“Guess who said it,” he yells. He’s reading from his little book of quotations. He’s previously told me that if he ever dies, the book contains everything I’ll need to know about his life. And my life. And life, in general. “‘No one is born hating another person because of the color of his skin, or his background, or his religion. People must learn to hate, and if they can learn to hate, they can be taught to love…'”
I’m frantically running around the house trying to find clothes and put on makeup – it’s 10:20 pm on a Friday night and I swore to the boys that I’d be ready to leave by then. (Surprise, surprise: I’m not.)
“Mandela!” I yell back. I pause, suddenly unsure, but still pretty sure. “Or Gandhi. Or Mother Theresa!”

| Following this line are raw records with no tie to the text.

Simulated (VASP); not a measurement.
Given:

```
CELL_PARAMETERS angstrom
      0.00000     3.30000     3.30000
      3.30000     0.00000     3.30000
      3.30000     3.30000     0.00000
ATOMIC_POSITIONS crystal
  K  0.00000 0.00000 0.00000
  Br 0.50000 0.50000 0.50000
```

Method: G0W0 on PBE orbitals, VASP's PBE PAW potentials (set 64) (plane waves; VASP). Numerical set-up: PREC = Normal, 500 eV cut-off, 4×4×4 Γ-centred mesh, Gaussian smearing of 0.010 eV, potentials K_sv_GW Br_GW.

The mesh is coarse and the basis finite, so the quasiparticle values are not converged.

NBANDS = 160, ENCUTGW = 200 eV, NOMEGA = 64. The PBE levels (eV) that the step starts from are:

“Mandela!” he yells back. His friend laughs. He’s been watching my frantic getting ready with amusement – he has an older sister, too. I love having this time to banter with my brother. Sometimes, I forget how lucky I am to live with him – even though we’re both super busy with jobs and/or school and life, I still get to see him. I imagine that I’ll be really sad when someday, it’s not the same anymore. I take it for granted and I know that.
My brother and I could not be more different human beings: he’s the calm, reserved one. I’m the take-charge, emotional one. He lets things go; I don’t. I live in a fast-paced world with no time for slowing down; he spends time meditating and reflecting. He cleans the house. I make sure the administrative details (bills, ew!) are handled. In truth, we complement each other very well. We both learn from the other and take care of each other. We’re both surprisingly protective – if someone were to hurt my brother, I would hope they understood the hell that I would unleash on them.
We’re 22 months apart. I don’t remember how I felt about getting a brother, but I do remember how much fun we used to have playing together as kids. (And fighting, of course. I’m a little bit tougher than I look because I grew up fighting Mike.) We used to dig holes in the garden, trying to make a swimming pool (frustrating process, let me tell you). We would play baseball against the wall of the house. I used to dress him up and make him play dolls with me.
My most regrettable failure as a big sister was the day he sat on a nail. We were eating lunch outside on the back patio (pb&j and Cheetos), and I didn’t want him to sit at the picnic table with me (because I am a terrible person), so I told him to go sit on a pile of boards. Well, as it turns out, some of those boards had nails sticking out of them. And he sat on one. (I’m currently alternating between typing and covering my face in shame. Even now, I feel awful.)
Mike’s my partner in crime. We used to sneak out of our rooms during nap time and slide down the stairs on my mom’s exercise mat. We used to sneak into the neighborhood pool for night swimming. We used to play this game where we’d flip each other off at the dinner table when our parents weren’t looking. The first one to get caught lost. (I don’t lose.)
When we were in high school, my friends and I thought we were so cool because we had a freshman. Mike was our freshman. (We weren’t cool; we know that.) We used to call Mike “fruitypants” – ugh, long story, but it’s something a guy I once dated used to yell out of the windows of a moving car just because – and it stuck. To this day, whenever he runs into our old Creative Writing/English teacher, the teacher always calls him “Fruitypants.” Mike looooves that. But somehow, it stuck. Sometimes, we still call each other “Fruit” out of habit.
Mike is one of my best friends. I’m so grateful that he’s my little brother. He’s one of the wisest people I know. He’s got such a big heart, and he’s so smart. He’s thoughtful and kind and funny. Everyone who meets him loves him. He was always looking out for me in South Africa.
In our family, we always tease each other about being “the worst guy.” Mike started it; my mom and I picked it up. It’s usually used in a teasing way, out of exasperation. “Oh, you’re the worst guy!” my mom will say, and there will be a lilt of laughter in her voice. It’s the kind of warm expression that radiates love and family.
I love them. They’re the best worst guys ever.
Happy birthday, Mike! It’s your Michael Jordan year and it’s going to be so good!